Though a recent state Supreme Judicial Court decision temporarily prevents Acton from using public funds to help restore a landmark Protestant church, it did reaffirm a principle that should be obvious to anyone living in a region so steeped in history.
Any institution that played a formative role in the early development of a particular community deserves consideration, be it religious or secular.
That's what the SJC concluded when it also ruled there's no blanket state ban on public funding for religious organizations.
The decision came as a result of Acton's attempt to use Community Preservation Act money in part to fund the restoration of stained glass windows at Acton Congregational Church.
However, the commonwealth's Constitution also includes an anti-aid amendment, a section of which prohibits the grant, appropriation or use of public money or property ... for the purpose of founding, maintaining or aiding any church, religious denomination or society.
That language was the basis of a suit to block the use of CPA funds to restore the church windows.
Town officials obviously considered the Acton Congregational Church both a religious and historical site. The church dates back to 1832, when the Acton Evangelical Society separated from the First Parish of Acton, which was founded in 1735.
In making its decision, the state's high court indicated that any judge asked to rule on a particular case must determine if such funds materially benefit that church, or whether allocating public money amounts to an abuse of the separation of church and state.

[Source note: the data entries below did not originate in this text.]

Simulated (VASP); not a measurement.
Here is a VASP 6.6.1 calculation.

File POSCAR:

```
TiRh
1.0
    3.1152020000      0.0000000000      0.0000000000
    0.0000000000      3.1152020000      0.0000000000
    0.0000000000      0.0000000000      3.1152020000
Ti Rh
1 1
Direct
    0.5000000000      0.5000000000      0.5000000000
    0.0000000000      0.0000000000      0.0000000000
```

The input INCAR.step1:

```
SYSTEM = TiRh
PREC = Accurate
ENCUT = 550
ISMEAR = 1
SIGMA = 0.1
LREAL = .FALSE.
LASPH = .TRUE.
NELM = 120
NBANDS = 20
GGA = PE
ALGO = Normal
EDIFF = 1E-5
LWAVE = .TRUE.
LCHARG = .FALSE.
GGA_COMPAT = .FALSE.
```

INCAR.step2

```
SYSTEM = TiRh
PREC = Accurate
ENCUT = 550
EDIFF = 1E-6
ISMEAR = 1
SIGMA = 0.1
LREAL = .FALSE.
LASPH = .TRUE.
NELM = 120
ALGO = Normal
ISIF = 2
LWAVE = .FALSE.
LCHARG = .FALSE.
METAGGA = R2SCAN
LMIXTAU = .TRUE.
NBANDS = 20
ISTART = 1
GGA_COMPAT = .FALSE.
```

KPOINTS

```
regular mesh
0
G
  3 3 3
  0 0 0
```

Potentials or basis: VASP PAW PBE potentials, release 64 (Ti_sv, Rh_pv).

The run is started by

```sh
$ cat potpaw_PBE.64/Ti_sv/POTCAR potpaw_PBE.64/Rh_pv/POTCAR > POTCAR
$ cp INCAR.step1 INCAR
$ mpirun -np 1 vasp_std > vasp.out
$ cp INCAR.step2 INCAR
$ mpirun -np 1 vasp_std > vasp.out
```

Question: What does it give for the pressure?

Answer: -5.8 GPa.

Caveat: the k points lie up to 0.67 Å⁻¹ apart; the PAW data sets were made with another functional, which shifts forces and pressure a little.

Since the Acton church still operates as a house of worship, the SJC said that using public funds in this situation warrants careful scrutiny. It referred the case back to Superior Court for further review.
While the court decision doesn't rule out the Acton church's funding, the practical result of this litigation does, since the town has spent considerably more on legal fees than the proposed restoration amount.
According to the State House News Service, attorney Eric Rothschild, of Americans United for Separation of Church and State, said the preliminary injunction establishes that residents "aren't forced to support the religions they aren't affiliated with."
We wholeheartedly disagree. In Massachusetts, there's ample evidence of the historical significance of religious institutions, as Justice Elspeth Cypher wrote in her dissenting opinion: "Historic churches and meeting houses are, like secular historic buildings, an indispensable part of our historic landscape, and warrant the same degree of preservation."
She no doubt had in mind Boston's Old North Church, where on April 18, 1775, two lanterns hung from its steeple guided the Colonial militia in the Revolutionary War's first battles at Lexington and Concord.
Or the African Meeting House on Boston's Beacon Hill. Built in 1806, it's now a museum and the nation's oldest existing black church building.
History doesn't distinguish between houses of God or houses of patriots, and neither should we.